My daughter is 11 years old and is currently working hard in 6th grade. She is always curious about learning more mathematics and sometimes becomes the pilot tester for EFFL lessons we are developing. Recently, we were out for a walk, when she asked:

"Wouldn't it be faster if we just cut diagonal across this field?"

I responded by asking her if she thought it would actually be shorter and how much time we might save by taking her shortcut. When we arrived home, I went to work designing some lessons that would help answer these questions. A few hours later and I was testing out the lessons with my daughter and 8-year-old son. After making a mess with broken spaghetti pieces and having some discussion, my daughter made the following realization:

"So a^2 + b^2 = c^2!!! I think I have heard of this one before"

She had discovered the Pythagorean Theorem! This is one of my proudest dad moments to date.

## What are the Learning Targets for these lessons?

### Learning Targets Day 1

Be able to identify the hypotenuse and legs of a right triangle.

Understand that the hypotenuse is the longest side of a right triangle, but is shorter than the sum of the other two sides.

### Learning Targets Day 2

Understand the relationship between the lengths of sides in a right triangle (Pythagorean Theorem).

### Learning Targets Day 3

Given the length of two sides of a right triangle, be able to find the length of the unknown side.

The biggest difference you will notice in these lessons as compared to a more traditional Pythagorean Theorem lesson is that students do some thinking and experiencing to arrive at the Pythagorean Theorem, rather than the teacher simply telling students the relationship and then asking them to apply it. This is at the very core of the Experience First, Formalize Later (EFFL) teaching philosophy.

## What Level Should These Lessons Be Taught?

The Common Core math standards calls for students to be introduced to the Pythagorean Theorem in 8th grade, but this lesson is low-floor enough that it could be used earlier.

When teaching this to middle school students, it is important that you don't skip over Day 1. Day 1 provides the reason why we might need the Pythagorean Theorem. You could certainly combine Day 1 and Day 2 into one lesson.

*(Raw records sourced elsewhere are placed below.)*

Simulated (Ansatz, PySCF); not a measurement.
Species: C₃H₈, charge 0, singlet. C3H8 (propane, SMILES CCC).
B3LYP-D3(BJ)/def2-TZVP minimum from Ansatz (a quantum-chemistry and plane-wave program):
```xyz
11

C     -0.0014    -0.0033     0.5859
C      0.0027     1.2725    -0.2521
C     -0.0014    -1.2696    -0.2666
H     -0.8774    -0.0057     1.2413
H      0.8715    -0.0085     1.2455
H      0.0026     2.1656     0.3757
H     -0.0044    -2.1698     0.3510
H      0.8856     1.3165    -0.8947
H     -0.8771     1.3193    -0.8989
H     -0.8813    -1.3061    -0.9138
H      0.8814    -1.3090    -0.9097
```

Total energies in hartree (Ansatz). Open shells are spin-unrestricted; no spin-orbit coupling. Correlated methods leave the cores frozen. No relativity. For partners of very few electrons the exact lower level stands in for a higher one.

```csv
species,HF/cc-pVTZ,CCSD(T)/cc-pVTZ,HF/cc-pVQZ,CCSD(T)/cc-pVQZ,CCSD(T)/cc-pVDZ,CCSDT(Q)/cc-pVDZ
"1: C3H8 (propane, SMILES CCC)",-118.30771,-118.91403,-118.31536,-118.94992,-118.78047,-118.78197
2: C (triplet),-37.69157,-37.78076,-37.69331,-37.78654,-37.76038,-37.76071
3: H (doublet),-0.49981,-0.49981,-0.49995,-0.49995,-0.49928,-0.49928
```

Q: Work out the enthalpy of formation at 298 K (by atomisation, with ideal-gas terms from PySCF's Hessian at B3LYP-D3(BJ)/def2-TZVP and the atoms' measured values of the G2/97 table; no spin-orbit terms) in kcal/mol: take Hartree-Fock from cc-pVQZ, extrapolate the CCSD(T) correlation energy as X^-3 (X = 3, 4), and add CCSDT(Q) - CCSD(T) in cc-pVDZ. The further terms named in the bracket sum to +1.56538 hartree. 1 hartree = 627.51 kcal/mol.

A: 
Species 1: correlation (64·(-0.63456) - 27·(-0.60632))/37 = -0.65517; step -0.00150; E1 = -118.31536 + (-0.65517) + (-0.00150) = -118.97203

Day 2 and 3 could be used in a high school Geometry classroom, but would likely need to be extended further. The extension would likely include examples with non-integer solutions and also a proof of the Pythagorean Theorem.

Feel free to share these lessons with your colleagues who might teach the Pythagorean Theorem. Have them make a reply to this blog post with any feedback or insight that might help other teachers.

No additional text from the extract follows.